How do you go about investigating that? It can be nearly impossible to determine why you’re struggling to make a profit on projects if you don’t have agency time tracking and cost tracking structure alignment.
If your time-tracking tasks aren’t aligned with how your agency’s project cost estimates are set up, your team will likely be making guesses about scope. It will come as no surprise that you have a profitability problem if those estimates are off.
When you have perfect alignment between how your estimates are created and how your time-tracking tool is set up to track data, it’s a different story. It’ll be a lot easier to not only create more accurate project cost estimates for your agency but to investigate profitability problems that may arise.
Designing the right system to align estimates and agency time tracking
To wrap your head around how your scoping and time-tracking system should be structured, use Parakeeto’s Incident Investigator™ exercise. When thinking about this exercise, consider a scenario where you have a project that went totally off the rails. Consider which questions you’d want to ask to determine what went wrong and why your profitability was so bad.

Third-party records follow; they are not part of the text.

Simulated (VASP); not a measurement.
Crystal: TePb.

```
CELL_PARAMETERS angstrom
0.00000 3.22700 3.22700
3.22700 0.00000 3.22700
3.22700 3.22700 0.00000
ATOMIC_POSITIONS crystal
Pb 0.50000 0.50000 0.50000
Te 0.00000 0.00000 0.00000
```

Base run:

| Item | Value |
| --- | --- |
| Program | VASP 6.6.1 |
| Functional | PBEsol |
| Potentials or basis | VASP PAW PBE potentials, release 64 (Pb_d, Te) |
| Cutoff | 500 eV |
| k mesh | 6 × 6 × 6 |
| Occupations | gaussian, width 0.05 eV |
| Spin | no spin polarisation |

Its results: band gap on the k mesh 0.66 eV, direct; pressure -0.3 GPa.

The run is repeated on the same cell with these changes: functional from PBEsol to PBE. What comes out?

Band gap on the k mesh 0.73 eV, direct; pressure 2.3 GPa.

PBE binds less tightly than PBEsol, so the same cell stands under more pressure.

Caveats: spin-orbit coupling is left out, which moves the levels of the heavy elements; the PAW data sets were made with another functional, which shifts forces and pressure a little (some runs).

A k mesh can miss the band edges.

Parakeeto’s Time Tracking Mapper™ may help. Use the exercise below to think about whether the line items on your project cost estimates map to your time-tracking tool. Which time-tracking objects match to these estimate metrics in your agency?
Managing complexity in data
There’s one important note to consider when setting up your time-tracking tool: beware to manage complexity.
There’s this idea that precision equals accuracy. If you can be more precise and detailed, if you can know exactly how much time was spent on a subtask within a task within a deliverable within a milestone within a phase within a project, then that more precise data will let you be more accurate.
In fact, the opposite is true. It gets infinitely more expensive to get your team to track time at that level. What’s more, compliance in time tracking will go down with each layer of complexity you add to time tracking. You’ll then face more inconsistent data and have more buckets of data to contend with.
Often, agencies over-index on precision where they reach a point of diminished returns. This is where being 5 percent more precise adds 0 percent additional accuracy to the high-level insight you’re trying to get. The more you try to increase the level of precision, the higher the cost and complexity. This is poor agency operations.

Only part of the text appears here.